Write well. Write often. Edit wisely.
I’m sure I’ll catch flak for this one, but I have to tell the truth—men and women write differently.
Their approaches are different. Their styles are different. Their tones, their words, their sentence construction is different.
I often prefer a man’s stylings.
I read a lot of books, and in the past few years I’ve delved into a lot of manuscripts. By far—and not always, but most often—the male writers get to the point sooner. They jump into action and begin the story without hesitation.
Their characters are people with character. The people in stories written by men don’t hold back. They speak plainly—often boldly and crudely, but not always—and they leave the reader in no doubt about who they are and what they want.
These characters have clear goals, strong motivations, and few hesitations. They act, they act out, and they press forward.
Stories written by men tend to have exciting action, action that draws the reader deep. The emotion is up front, the goals plain, the trip to the finish filled with fun or terror or disbelief.
Do women write this way? Of course some do.
Does everyone need to write this way? Of course they don’t.
I find myself wishing that more women would give their characters the frankness that male authors do. That female writers would pour it on, turn it up, go for the gusto more often. I wish they’d come out and write some of the outrageous declarations that men put into the mouths of their characters.

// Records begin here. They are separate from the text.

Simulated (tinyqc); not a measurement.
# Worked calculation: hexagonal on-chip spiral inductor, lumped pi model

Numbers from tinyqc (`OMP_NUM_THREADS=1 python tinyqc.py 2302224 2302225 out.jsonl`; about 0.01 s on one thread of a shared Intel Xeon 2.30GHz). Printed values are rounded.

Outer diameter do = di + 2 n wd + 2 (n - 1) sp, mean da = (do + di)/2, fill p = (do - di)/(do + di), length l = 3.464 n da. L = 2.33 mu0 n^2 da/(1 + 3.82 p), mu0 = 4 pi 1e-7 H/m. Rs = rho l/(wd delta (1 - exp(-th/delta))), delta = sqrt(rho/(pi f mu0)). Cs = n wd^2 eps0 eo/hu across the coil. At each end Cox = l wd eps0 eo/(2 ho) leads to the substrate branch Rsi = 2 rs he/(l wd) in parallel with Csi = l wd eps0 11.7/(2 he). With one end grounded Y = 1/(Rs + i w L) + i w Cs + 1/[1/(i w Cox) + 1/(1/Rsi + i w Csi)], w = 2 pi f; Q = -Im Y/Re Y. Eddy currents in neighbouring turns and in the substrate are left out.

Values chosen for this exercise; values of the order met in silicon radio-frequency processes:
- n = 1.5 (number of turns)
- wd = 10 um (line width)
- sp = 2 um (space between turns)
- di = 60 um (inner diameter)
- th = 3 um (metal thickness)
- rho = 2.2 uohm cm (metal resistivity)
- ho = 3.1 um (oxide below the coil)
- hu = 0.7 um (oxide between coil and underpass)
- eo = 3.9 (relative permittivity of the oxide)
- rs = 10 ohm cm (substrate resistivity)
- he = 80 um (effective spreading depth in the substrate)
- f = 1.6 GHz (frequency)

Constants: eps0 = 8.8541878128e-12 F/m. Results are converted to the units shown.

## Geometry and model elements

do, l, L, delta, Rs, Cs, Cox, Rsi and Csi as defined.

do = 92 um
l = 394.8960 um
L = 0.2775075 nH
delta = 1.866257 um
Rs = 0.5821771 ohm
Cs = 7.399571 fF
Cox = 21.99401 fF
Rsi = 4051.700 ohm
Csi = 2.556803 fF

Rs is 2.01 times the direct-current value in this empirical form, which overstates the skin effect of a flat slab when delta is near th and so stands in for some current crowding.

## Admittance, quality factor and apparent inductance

I know there are different styles of presentation and countless ways to introduce characters and plot and tone. But I suggest to female writers that it may be worth your time to take the restraints off when you write your next character. Give him a voice you’ve not used before. One that grabs the reader’s attention. You might be shocked at what your story turns into. You may be surprised at the readers you gain. You may discover you’ve pushed yourself into a stronger style.
I can hear some wondering if I even enjoy female authors. You bet. I love their stylings and the myriad approaches they bring to the craft. And yes, I’d love to see male writers take on some of the strengths of the females. But that article’s for another day.
I’m certain this one’s stirred up enough trouble.